MDBT42Q Click

How does it work?

MDBT42Q Click is based on the MDBT42Q-AT2 module from RAYTAC designed to provide Bluetooth Low Energy (BLE) connectivity. This certified BT 5.2 stack module is based on the Nordic nRF52810 SoC, a highly integrated solution that combines a 32-bit ARM Cortex-M4F processor with 192kB of Flash memory and 24kB of RAM, ensuring efficient operation in wireless applications. Acting exclusively in the peripheral/slave role, the module comes preloaded with RAYTAC’s AT command firmware, which simplifies configuration and control through a UART interface. As a recommended third-party module by Nordic Semiconductor, MDBT42Q-AT2 meets multiple international standards, being certified for FCC, IC, CE, Telec (MIC), KC, SRRC, and NCC compliance, while its onboard chip antenna guarantees excellent connectivity performance in compact embedded designs.

The module offers flexible configuration options, allowing users to choose on-air data rates of either 1Mbps or 2Mbps, set transmission power across five selectable levels, and adjust advertising time. For better user interaction, it supports customizable LED indication patterns that reflect advertising and connection status, with a yellow CONN/ADV LED as a clear status marker. To optimize energy consumption, it provides both DC-to-DC and LDO power modes, a dedicated power-down state with GPIO wake-up support, and efficient use of resources to extend battery life in portable systems.
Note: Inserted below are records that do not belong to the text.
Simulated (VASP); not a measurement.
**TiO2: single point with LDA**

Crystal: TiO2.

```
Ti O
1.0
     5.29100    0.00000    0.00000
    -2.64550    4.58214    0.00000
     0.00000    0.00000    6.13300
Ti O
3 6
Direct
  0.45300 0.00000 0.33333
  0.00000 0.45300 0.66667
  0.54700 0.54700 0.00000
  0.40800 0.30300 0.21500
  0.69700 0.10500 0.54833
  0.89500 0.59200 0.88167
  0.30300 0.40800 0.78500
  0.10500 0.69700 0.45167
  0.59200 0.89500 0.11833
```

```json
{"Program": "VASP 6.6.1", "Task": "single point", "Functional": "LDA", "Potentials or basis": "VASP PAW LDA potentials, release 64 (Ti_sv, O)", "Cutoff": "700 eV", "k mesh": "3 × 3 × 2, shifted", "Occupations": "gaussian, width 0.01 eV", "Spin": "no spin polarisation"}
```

Its data handling capabilities include support for a maximum MTU size of 247 bytes, enabling payloads of up to 244 bytes, ensuring reliable and flexible data exchange in BLE applications. With these features, MDBT42Q Click is ideal for IoT devices, wireless sensors, smart home automation, asset tracking systems, healthcare and fitness monitors, and other scenarios where low-power, short-range wireless connectivity is required.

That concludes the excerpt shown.